To You,
When the Japanese repair broken objects, they try to repair the damage by filling the cracks with gold. They believe that when something suffers and has a history, it becomes more beautiful. Does that mean that at this point in my life when I lay in pieces on the bathroom floor, I am finally whole and valuable?
I never knew what intimacy was until I tasted you on my lips, when you planted your fingers on my bare skin, our sweat mingling until we had no idea where I began and you ended, or what "I," and "you," even meant. But like the sea retreating away from the shore, you would without a doubt leave me. This is a fact that never escapes my action yet why do I keep searching for all the reasons how you became such a beautiful creature? I need to find the reason in why to justify the love I already feel for you, so I can let go.
You're not like the others. When I talk, you look at me. When I remarked on something I liked in passing, you would bring it up weeks later. Yet when I tell you the reasons I dug up for why the wrinkle of your nose and the slightly crooked perfection in your smile strike a chord within me, unfailingly your eyes slide past me to a place I cannot reach.
Only now do I realize that was the last time; that the kiss you give me before you left, the only kiss, was your gift to me in farewell. I ruptured my cracked shell into pieces in foolish anticipation that you would see me when you glanced back briefly to see the vague memories of those you've wrecked behind you; only memories.

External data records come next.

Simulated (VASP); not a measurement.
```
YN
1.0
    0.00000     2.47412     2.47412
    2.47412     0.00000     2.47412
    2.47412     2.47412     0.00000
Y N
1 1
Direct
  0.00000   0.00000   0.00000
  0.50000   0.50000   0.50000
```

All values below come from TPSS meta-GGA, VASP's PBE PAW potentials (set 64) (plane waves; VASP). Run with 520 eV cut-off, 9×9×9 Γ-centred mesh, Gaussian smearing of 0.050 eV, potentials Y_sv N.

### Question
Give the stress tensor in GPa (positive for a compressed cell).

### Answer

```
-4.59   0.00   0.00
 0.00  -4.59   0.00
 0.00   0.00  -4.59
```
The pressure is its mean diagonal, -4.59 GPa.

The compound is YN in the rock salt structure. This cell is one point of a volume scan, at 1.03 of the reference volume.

I'm just kidding myself. I fractured myself; secretly wishing you would come back and mend my broken cracks with gold. I should have known that once you left, it was a goodbye to last a life time just like you warned me when we first met and I was overwhelmed by your presence and the smell of your laundry detergent intermingling with your shampoo.
I never told you that I'm not worried about a new girl staying in your life. I know as she comes to know the intricacies of your character like I did, she will either leave or be pushed away by you. I never told you that part of my love was out of pity, that although I could see all the unapproachable flaws in you, I pitied you too. I never told you I tried being compassionate and empathetic, except now I realize that those things are all useless. I never told you, but I don't know if you will come to understand that you broke a part of me, some last remnant of my faith in intimacy.
I never told you that sometimes, I felt like I wasn't worth the effort. That I felt that there was a part of me broken and unlovable, that I wasn't good enough for your consideration, for your respect. I never told you that it was inconsiderate to text back after hours and hours and only say you forgot in return. You forgot and this is just how you are.
I'd like to lie and say that your name no longer haunts me, except that I don't think it's possible. Some days, when my guard is lower than usual, it often takes me unaware. Like the melancholy that grabs and chokes me within its grasp on days when all I want to do is burrow deeper into my covers and block out the world. Erase the thoughts that haunt me, and the emotions that drown me. Now that the pace of my life has slowed to take its breath, everything that I pushed to the back of my mind is now surfacing.
The day after I answered the question you asked me, I went into the shower and I bawled. It was a crying deep from my heart because even then, I knew it was over. Nothing hurts more than someone continuing something because they don't know how to say no.
The day I told you I didn't want to try anymore because I was so tired, in reality I wish you'd care enough to tell me to stay and that you would at least attempt to step outside your comfort zone. What I never told you and what you never realized was that even though everyone thought me to be strong and indestructible, there were so many cracks in my defense; it isn't perfect at all. All I wanted was a place that I could allow myself to be weak and true.
When I read your responses, suddenly my body couldn't stop trembling. I couldn't stop shaking and I had no idea why. I now realize it was probably because my body knew better than me when it was all over. Later, I told myself it was just the caffeine I'd drink so much of. I tried to convince myself that your rejection meant nothing at all, and that you were just a stupid human being who couldn't realize my worth.
Except even I didn't believe in my value.
I just wanted someone who wouldn't run.